Tech Takes to the Road at Auto Show

Forget the mobile phone, car makers and technology companies are teaming to rev up more advanced distractions in the automobile, including video games, displays, refrigerators, BBQ grills and more.

Much of the latest road trip technology is on display this week at the North American International Auto Show in Detroit, where Nissan featured its new Urge, a sporty vehicle that when not rolling, converts to a video game with the real steering wheel and pedals serving as controls for the “driver.”

Other technology for cars includes an increasing amount of hardware — screens, sound, cameras, wireless, appliances and other gadgets — and software, including on-board navigation systems, Internet connectivity, location-based services and entertainment capabilities.

Play Only While Parked

Fortunately, Nissan’s Urge does not allow gameplay during actual drive time, at least for the driver. However, when parked, owners of the new vehicles — which will reportedly sell for under US$20,000 — will be able to play games such as Microsoft’s “Project Gotham Racing 3” using the car’s actual steering wheel, gas and brake pedals while viewing on a 7-inch flip-down screen.

Microsoft claimed in a statement the vehicle is a testament to the importance of onboard multimedia to younger car buyers, described as “echo boomers.”

“Nissan conducted an Internet survey of 2,000 echo boomers, a majority of which said technology and gaming are among the most important attributes in their first car,” said a statement from Bruce Campbell, vice president of design at Nissan Design America in La Jolla, Calif. “Xbox 360 offered the latest in technology and was already a favorite among this audience.”

Inside and Out

The latest in telematics, as the car technology is called, also includes advanced automobile guidance, assistance and automation technology, with services such as On-Star and similar connectivity increasing.

Gartner Research Vice President Martin Reynolds told TechNewsWorld the trend is likely to continue as car makers use technology to drive new sales, and technology serves under the hood as much as in entertainment DVD screens and remote controls.
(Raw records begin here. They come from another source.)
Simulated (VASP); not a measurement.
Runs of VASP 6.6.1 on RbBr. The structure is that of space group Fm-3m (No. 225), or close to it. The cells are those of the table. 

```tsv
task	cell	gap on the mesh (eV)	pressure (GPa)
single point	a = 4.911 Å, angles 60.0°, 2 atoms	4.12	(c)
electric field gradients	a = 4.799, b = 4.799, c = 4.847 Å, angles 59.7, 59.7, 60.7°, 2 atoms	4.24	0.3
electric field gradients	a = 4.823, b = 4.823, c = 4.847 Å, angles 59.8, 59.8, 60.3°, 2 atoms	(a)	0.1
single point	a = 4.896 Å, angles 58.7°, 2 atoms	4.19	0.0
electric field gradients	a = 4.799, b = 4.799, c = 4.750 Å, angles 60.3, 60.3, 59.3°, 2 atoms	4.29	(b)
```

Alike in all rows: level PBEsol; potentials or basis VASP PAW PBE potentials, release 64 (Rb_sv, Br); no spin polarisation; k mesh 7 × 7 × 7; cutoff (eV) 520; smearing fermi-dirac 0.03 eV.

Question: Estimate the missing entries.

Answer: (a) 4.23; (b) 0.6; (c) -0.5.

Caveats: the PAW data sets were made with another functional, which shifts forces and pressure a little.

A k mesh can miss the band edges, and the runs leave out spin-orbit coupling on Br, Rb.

“You can see there’s a ton of technology going into cars,” he said, referring to his firm’s optimistic outlook for semiconductors in cars. “We’re seeing some pretty incredible things happening in terms of the way these vehicles operate,” he added, highlighting the batteries, transistors and other technology behind the latest hybrid vehicles.

Reynolds said directional and guidance technologies and services are also winning over consumers who don’t want to go back to folding maps and asking directions once they have experienced them.

Watch Your Speed

Reynolds also warned, however, that the race to gear up the automobile of tomorrow must work for the car in a simple manner.

“It has to be risk-free, and easy to operate,” he said. “That’s why you don’t see advanced, graphical user interfaces. It’s better to have simple systems that don’t interfere with driving.”

Jupiter Research Vice President Michael Gartenberg said there is a tremendous opportunity for technology companies as the car is further integrated with features of home, such as the phone, which is still adapting to the automobile largely with Bluetooth wireless technology.

Gartenberg said the in-car advances will come in smaller steps, with the biggest challenge being the integration of such technology into the vehicle and driving experience.

“The key is going to be integrating with the vehicle in a way that is unobtrusive, and in a way where everyone can acquire things while making sure the driver does not have another distraction to deal with.”